Well, I can't actually see any case where a driver could validly do
something that confuses the VM enough that clearing that bit could cause
new problems.
Put another way: if that is true, then we have bigger issues, and should
fix those problems instead.
So at most we might have _applications_ that depend on the fork not
causing a copy-on-write thing (due to the old and broken private mapping
of ioremapped areas behaviour), but if that's true, then it would have to
be the driver itself that does the MADV_DOFORK thing, so..

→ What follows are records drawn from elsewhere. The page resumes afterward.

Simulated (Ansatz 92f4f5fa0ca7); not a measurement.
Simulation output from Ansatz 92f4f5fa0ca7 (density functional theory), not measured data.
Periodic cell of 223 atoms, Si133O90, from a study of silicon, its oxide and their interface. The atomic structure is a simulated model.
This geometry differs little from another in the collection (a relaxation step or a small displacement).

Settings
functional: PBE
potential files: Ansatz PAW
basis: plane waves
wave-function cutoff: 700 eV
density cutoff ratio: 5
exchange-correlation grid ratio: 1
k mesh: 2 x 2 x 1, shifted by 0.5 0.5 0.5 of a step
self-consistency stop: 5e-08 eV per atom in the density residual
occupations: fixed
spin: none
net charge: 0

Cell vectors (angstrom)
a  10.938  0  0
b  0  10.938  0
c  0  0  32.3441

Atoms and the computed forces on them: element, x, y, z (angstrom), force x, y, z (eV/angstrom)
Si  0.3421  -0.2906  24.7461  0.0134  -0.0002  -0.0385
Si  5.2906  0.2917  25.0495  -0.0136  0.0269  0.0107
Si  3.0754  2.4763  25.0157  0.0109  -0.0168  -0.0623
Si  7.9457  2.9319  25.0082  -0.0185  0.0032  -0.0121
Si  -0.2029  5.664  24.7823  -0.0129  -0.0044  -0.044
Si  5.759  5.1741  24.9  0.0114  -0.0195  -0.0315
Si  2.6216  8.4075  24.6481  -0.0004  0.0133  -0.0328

> As Hugh said in his suggestion for a better changelog entry:
>
> > Explain that MADV_DONTFORK should be reversible, hence
> > MADV_DOFORK; but should not be reversible on areas a driver has
> > so marked, hence VM_DONTFORK distinct from VM_DONTCOPY.
>
> Perhaps we don't care for now, and we should wait and add
> VM_KERNEL_DONTCOPY later if we really need it. I honestly don't know.
I can see where Hugh is coming from, but I think it's adding cruft very
much for a "be very careful" reason.
I would suggest that if you wanted to be very careful, you'd simply
disallow changing - or perhaps just clearing - that DONTCOPY flag on
special regions (ie ones that have been marked with VM_IO or VM_RESERVED).